AFP spokesperson Col. Restituto Padilla said the AFP chief sees this issue a “national priority.”

Iriberri “personally visited the troops because he wanted to get a personal firsthand information on the ongoing operations. He has also gone out of his way to ensure everything that Eastmincom needs in terms of assets—Navy, Air Force and the Army–are provided the headquarters,” Padilla told reporters at Camp Aguinaldo.
He said that the resources that will be required to assist the PNP in going after the kidnappers are their “highest priority.”

The PNP, backed by the military, has launched massive operations to locate the captives and their abductors.

Padilla said, however, that there are no significant developments for the search as of posting time but said that the search efforts are still concentrated in the Davao region.

“Our troops are working on the ground in Davao as of this time where all leads seem to be indicating the presence of the hostage takers,” he said.

A group of armed men stormed the Holiday Oceanview Hotel in Samal Island, a luxury resort, and took three foreigners–Canadians John Ridsdel and Robert Hall and Norwegian Kjartan Sekkingstad–and a Filipina only identified as “Tess” before midnight Monday.

Padilla said they still have not identified the group behind the abduction and their captives.

“But if there are any information, its release will be delayed because of the operational security requirements,” he said.

http://newsinfo.inquirer.net/725439/afp-chief-flies-to-davao-to-oversee-rescue-efforts-on-samal-abduction

Philippine Kidnappings Show Trouble

From the US News & World Report (Sep 24): Philippine Kidnappings Show Trouble

Kidnappings of three Westerners, Filipino reminder of conflicts and misery troubling Philippines.

Philippine Marines from the Naval Special Operations Group (NAVSOG) storm the beach to simulate an "extraction" of a kidnapped victim as they kick off a five-day amphibious military exercise at the Philippine Marines training center in Ternate, Cavite province, about 50 miles (80kms) south of Manila, Philippines Thursday, Sept. 24, 2015. The naval exercise dubbed PAGSISIKAP 2015 is aimed at enhancing capability of their fleet and forces as well as to strengthen interoperability of the Marines.
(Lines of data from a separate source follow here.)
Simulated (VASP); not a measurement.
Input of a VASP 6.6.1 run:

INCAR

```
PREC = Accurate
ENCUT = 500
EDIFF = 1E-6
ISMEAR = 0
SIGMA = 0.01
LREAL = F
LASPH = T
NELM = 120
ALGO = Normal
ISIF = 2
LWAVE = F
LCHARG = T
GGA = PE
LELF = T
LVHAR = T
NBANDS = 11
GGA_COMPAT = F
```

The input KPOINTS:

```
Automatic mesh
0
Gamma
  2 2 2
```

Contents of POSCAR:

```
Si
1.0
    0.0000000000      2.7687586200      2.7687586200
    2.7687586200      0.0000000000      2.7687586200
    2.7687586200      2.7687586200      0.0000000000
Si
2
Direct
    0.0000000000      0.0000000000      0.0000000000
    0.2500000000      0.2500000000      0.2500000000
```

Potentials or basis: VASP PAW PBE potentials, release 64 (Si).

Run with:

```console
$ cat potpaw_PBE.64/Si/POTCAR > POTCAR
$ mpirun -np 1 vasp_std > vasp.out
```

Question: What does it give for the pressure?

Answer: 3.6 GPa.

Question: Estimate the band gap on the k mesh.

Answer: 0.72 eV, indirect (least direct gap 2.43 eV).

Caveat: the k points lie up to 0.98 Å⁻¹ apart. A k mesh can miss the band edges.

Philippine Marines from the Naval Special Operations Group (NAVSOG) storm the beach to simulate an "extraction" of a kidnapped victim as they kick off a five-day amphibious military exercise at the Philippine Marines training center in Ternate, Cavite province, about 50 miles (80kms) south of Manila.

The recent abductions of three Westerners and a Filipino woman from a southern Philippine resort are the latest reminder of the long-running security problems that have hounded a region with bountiful resources and promises, but hamstrung by stark poverty and an array of insurgents and outlaws.

While authorities have not identified the abductors with certainty, there is one usual suspect: The Abu Sayyaf, a brutal al-Qaida-linked group that has pulled off mass kidnappings for ransom in the last 15 years in the south and in neighboring Malaysia.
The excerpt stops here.